Yesterday, a friend of ours came back from a couple of weeks' retreat, and what an experience it was just listening to her speak about it. She had been part of a large number of people who had gone away to study, meditate, discuss, and study some more; our friend had come back visibly transformed. Was it the rest, the tan, the chance to get away for a while, or something more? She gave me such inspiration, not just because of how she was, but because of the way I felt about how she was.
We all live our thoroughly modern little lives in our thoroughly modern little silos, blinkered and bunkered with our own fears, hopes, and petty likes and dislikes about ourselves and the world around us. If by some twist of fate we find we are no longer happy to accept our sorry lot, and, stumbling and groping in the murk of our modernity for glimmerings of what seem like knowledge and truth, then we are still left with one further mountain to climb: how are we supposed to really change anything, ourselves or our world, when there is just so much to change, and so little time in which to change it?
Our friend seemed to be showing me a way: don't think you can do it alone; don't even try.
We live in a world that seems, almost by design, to be driving us apart with its every attempt to bring us together: Religion preaches brotherhood, yet practices fratricide; Politics promises unity, yet delivers division; and Science offers answers to questions it clearly does not even understand.
Life seems to constantly provide us with only microscopes that, as one poet wrote, ‘deify one razor blade into a mountain range’; yesterday, our friend seemed to be showing a way to transform life's mountain ranges back into mustard seeds.
If we have spent all our lives thinking it's just oneself that we can rely on, just number one that we have to look after, just me here all alone, then, understandably, we may find it hard to think there is anything outside of our own intellect and effort to which we can turn to achieve anything.
Western philosophy has perhaps put too much store in the gnarly old epithet: "I think, therefore I am", a phrase that sounds less brilliant and more desperate with every passing war, technological disaster, and economic slow-down.

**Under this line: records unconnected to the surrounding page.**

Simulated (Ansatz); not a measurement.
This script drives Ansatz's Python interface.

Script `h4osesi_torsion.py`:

If we stopped thinking about ourselves for just long enough to look at each other properly, then we may be part of the way to getting ourselves out of our solipsistic little holes. After that, what if we could take the best of what we saw in others and make that part of our own make-up? What if we could then pass that on to others too?
Our friend, after spending a few short days in the company of other enlightened and illuminated souls, was able to bring back some of that light and illumination for me, just by being her own enlightened self. Everything seems possible when you are prepared to accept that you are part of something bigger than any mountain range in your way, and that the people around you are lighting the path to your own illumination.